Prompting Basics

Fundamental Prompting Principles

This guide is based on Meta’s official documentation and best practices from the prompting community. For more details, see the Llama prompting guide.

Prompt engineering is the practice of crafting effective inputs to get the best possible outputs from language models. It involves providing context, instructions, and examples to guide the model toward your desired result.

The Anatomy of a Good Prompt

A well-crafted prompt typically includes:

  1. Context: Background information the model needs
  2. Instruction: What you want the model to do
  3. Input Data (optional): Text or information to process
  4. Output Format (optional): How you want the response structured
  5. Constraints (optional): Limitations or requirements

Example Structure:

[Context] You are an expert librarian helping students.

[Instruction] Extract all books from the following text.

[Input Data] {text about books}

[Output Format] Return as a bullet list with: Title, Author, Year.
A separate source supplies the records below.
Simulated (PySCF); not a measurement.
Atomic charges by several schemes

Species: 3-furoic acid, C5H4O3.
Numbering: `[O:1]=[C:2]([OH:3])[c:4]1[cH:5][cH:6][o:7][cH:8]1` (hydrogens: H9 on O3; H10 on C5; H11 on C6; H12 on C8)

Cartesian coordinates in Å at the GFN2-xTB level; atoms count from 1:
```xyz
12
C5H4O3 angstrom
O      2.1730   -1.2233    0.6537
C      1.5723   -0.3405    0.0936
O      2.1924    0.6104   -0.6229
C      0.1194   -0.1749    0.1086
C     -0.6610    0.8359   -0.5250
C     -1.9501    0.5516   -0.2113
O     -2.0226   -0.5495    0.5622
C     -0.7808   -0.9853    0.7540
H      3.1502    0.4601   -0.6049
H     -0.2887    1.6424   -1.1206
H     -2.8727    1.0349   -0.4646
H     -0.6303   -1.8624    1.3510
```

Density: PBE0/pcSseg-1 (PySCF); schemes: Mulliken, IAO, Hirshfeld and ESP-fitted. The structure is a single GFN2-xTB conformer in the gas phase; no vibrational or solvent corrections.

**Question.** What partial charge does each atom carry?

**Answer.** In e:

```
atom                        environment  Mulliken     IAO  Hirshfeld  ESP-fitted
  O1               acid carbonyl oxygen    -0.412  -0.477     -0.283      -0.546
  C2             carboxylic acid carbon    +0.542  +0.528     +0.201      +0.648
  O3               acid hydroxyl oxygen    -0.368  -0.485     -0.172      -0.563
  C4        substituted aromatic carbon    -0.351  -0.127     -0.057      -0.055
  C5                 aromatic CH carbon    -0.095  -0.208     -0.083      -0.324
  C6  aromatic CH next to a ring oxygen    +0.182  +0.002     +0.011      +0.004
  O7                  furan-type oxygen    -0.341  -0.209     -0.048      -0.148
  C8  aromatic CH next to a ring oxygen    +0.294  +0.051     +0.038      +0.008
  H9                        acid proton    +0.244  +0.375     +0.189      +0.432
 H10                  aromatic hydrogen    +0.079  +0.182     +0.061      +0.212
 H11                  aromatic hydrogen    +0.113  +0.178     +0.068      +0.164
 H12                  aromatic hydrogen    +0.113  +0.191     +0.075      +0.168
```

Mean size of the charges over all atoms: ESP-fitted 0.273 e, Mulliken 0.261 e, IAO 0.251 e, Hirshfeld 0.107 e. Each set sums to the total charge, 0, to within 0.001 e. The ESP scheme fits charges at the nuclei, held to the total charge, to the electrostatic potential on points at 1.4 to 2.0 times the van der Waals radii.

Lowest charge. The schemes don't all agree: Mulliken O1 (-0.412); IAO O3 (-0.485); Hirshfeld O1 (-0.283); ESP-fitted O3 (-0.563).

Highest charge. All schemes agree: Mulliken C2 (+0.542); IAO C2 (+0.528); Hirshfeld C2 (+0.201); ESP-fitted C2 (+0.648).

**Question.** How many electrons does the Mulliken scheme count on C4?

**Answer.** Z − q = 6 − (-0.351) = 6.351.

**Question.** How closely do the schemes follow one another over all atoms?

[Constraint] Only include books published after 1900.

Core Prompting Principles

1. Be Clear and Specific

Poor Prompt:

Tell me about climate change.

Better Prompt:

Explain the primary causes of climate change in simple terms suitable
for a high school student. Focus on the top 3 factors and their impacts.
Limit your response to 200 words.

Why It’s Better:

  • Specifies audience level (high school)
  • Defines scope (top 3 factors)
  • Sets length constraint (200 words)
  • Clarifies purpose (explain causes and impacts)

2. Provide Context

The model doesn’t know who you are, what you’re working on, or what you already know. Provide necessary context.

Without Context:

How do I organize this?

With Context:

I'm a librarian organizing a collection of 500 historical photographs
from the 1920s-1940s. How should I categorize and catalog these images
to make them easily searchable for researchers?

Why It’s Better:

  • Model knows your role (librarian)
  • Understands the task (organizing photos)
  • Has details (time period, quantity, purpose)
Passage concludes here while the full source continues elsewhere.